Save the Sound

Save the Sound's Unified Water Study is designed to measure human impact on and the relative environmental health of Long Island Sound embayments. NESS partners with Save the Sound to gather water quality data and research in Stonington Harbor and Alewife Cove in New London.

Save the Sound


Unified Water Study

As part of the UWS, NESS collects data covering a variety of water quality parameters associated with eutrophication within and adjacent to embayments in Stonington and Alewife Cove in New London. The parameters we will be monitoring are dissolved oxygen, conductivity (salinity) chlorophyll a, temperature, turbidity, and qualitative macrophyte assessments.

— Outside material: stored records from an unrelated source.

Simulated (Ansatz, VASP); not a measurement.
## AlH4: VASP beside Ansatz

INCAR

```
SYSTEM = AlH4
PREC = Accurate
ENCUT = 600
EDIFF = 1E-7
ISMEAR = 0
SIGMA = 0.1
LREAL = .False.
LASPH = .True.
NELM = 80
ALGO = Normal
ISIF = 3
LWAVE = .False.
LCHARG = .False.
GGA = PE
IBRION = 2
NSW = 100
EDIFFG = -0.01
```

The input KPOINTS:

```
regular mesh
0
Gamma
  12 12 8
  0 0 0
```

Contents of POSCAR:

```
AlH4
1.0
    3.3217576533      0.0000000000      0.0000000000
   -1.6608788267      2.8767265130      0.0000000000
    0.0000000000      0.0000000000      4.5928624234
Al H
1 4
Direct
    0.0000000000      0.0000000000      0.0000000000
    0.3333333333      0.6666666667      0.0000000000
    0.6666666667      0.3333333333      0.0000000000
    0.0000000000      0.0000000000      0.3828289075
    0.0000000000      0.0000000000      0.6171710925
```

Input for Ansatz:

Why should we study the Sound?

It is hard to determine the health of LIS, because it covers such a large area of water and different groups have different methods to test water quality conditions. The Unified Water Study (UWS) was created so that groups around LIS can compare data on the environmental health of the bays and harbors of the Sound. This project started in 2017 and will help increase the data available to assess LIS’s water quality. This can help us understand the Sound and what we need to do to keep it working as it should!

Why do we need the UWS?

Despite three decades of effort to improve water quality, Long Island Sound remains a severely stressed environment. In the western sound (from Greenwich to Nassau County) dissolved oxygen concentrations—a key measure of the Sound’s health—consistently fall to levels too low to support wildlife. In 2017 Save the Sound (a bi-state program that is part of the Connecticut Fund for the Environment) launched the UWS. While the pollution in the open Sound has been monitored for decades, the condition of the bays and harbors (where most of the public comes into contact with Long Island sound) can be dramatically different that the open Sound.

Typically, it is hard to compare water quality conditions in the Sound’s many embayments since the monitoring work in these embayments is usually conducted by different groups using different methods. The water quality monitoring protocol developed by the UWS allows groups along Long Island Sound to collect comparable data on the environmental health of the Sound’s embayments.



“Participating in the Unified Water Study is a great way for NESS to contribute to important scientific research, be stewards of our environment, and engage students and AmeriCorps members on water quality monitoring techniques. Personally, I love doing UWS because I am able to see trends in how Stonington Harbor and Alewife Cove change throughout the year, which is really interesting to me. Being out on the water at sunrise is so beautiful too!”

– Nina Quaratella, NESS Director of Programs

“I would say that one of the best parts about participating in the Unified Water Study is getting out on the water for sunrise is so peaceful. The water is almost always calm like glass and the way the colors of the sunrise reflect on the water is so incredibly beautiful it is hard to put it into words.
Also, by collecting our data, we become more connected to our local waters and more deeply understand the aquatic ecosystem that we utilize every day for our programs with our students. It shows that we care about The Sound and are not just using it for our own benefit!”